It all depends on how you look at it.

Sunday, August 6, 2017

Writer on the Move: You Can't Take It with You

Cake and Boo trying to look innocent.

Traveling across the country with two cats and an infant is an adventure. Most cats, mine included, do not like car rides and do not like to be put in carriers. For the past several states, Cake, a gray tiger cat, has been hiding under the bed in the morning, in an effort to avoid her carrier. Being underneath the center of a large bed necessitates clever contortion and acrobatics in order to get her out. Boo, the larger calico, has been more pliant, as she generally is. As I put her into the carrier, she tries to block the entrance with her paws, but when she realizes that she is going to lose the battle, she allows herself to be pushed inside.


When it was time to leave Chicago, and we were doing the dance of one person taking care of the cats and baby while the other loaded the car, Boo disappeared. We looked under the beds. We looked in the bathroom. I ran outside, calling her name. The hotel staff had doors open across the side of the building as they cleaned the rooms. There was a highway behind the hotel, a road in front of it, and businesses on either side. Frantically, I ran into every open door and looked under every bed. Then I ran around both buildings, calling Boo’s name. Then into the parking lots nearby and along the perimeter of the highway. The longer I looked for the cat, the less pretty my imagination became.

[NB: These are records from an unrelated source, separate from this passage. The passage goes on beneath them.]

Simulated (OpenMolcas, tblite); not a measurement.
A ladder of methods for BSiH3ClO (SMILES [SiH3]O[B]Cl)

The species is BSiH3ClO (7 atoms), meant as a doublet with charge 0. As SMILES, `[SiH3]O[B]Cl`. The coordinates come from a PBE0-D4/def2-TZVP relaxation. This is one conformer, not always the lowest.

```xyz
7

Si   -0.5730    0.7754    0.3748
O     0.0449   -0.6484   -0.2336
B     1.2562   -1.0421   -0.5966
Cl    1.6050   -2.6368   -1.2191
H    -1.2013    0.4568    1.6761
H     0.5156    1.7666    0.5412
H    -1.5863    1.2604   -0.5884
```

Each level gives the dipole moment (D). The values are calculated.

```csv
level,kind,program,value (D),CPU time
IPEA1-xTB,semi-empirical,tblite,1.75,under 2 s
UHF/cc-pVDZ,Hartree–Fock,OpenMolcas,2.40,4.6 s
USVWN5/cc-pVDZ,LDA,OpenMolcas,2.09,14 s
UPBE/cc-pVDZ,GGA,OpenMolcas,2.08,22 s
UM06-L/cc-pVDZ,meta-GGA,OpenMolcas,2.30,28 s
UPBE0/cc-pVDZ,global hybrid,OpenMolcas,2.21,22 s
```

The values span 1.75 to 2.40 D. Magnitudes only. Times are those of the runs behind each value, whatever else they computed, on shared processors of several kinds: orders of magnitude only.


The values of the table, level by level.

After nearly two hours of frantic looking, we had to face the possibility that we would not find the cat. It would be difficult to stay another night in the hotel. Once we had nabbed Cake from under the bed, we would have to leave. So, I stuck my head under the bed as far as I could to see if I could make a grab for her. While I was wedged under the bed, I noticed there was a bulge hanging down from the box spring. I pushed on it, and it was soft. I pushed again, and it meowed. There was Boo, hiding inside the bed.


Packing for a big move, especially for such a long distance, is a challenge. The more belongings to move, the bigger the cost, with a higher price tag for furniture. Before the movers came, we did some downsizing. The second bedroom, as of late the baby’s room, housed five large book cases. Some of the shelves were doubled up with books. There were also a few boxes of books that had yet to be unpacked from the last move.


It had previously been my policy not to get rid of books. What if I wanted to return to the book later? Or copy a passage to teach in class? If I gave it away, I would be in quite a bind. In reality, there are very few books that I return to and with the internet and the efficiency of ILL (Interlibrary Loan), I could find almost anything I needed for class within seconds, or at most, a few days. I had no actual need for all of the books. But when I started to think about giving them away, I felt a little threatened, as though I was endangering myself by giving them away, because what if I did end up needing them? The logic of the situation had nothing to do with the thin fear that crept in.


I often feel this way when it is time to thin out my belongings, whether it is a skirt I will clearly never be small enough to wear or the hand mixer that was given to me five years ago and never used. While I have no need for these things, it pains me to let them go.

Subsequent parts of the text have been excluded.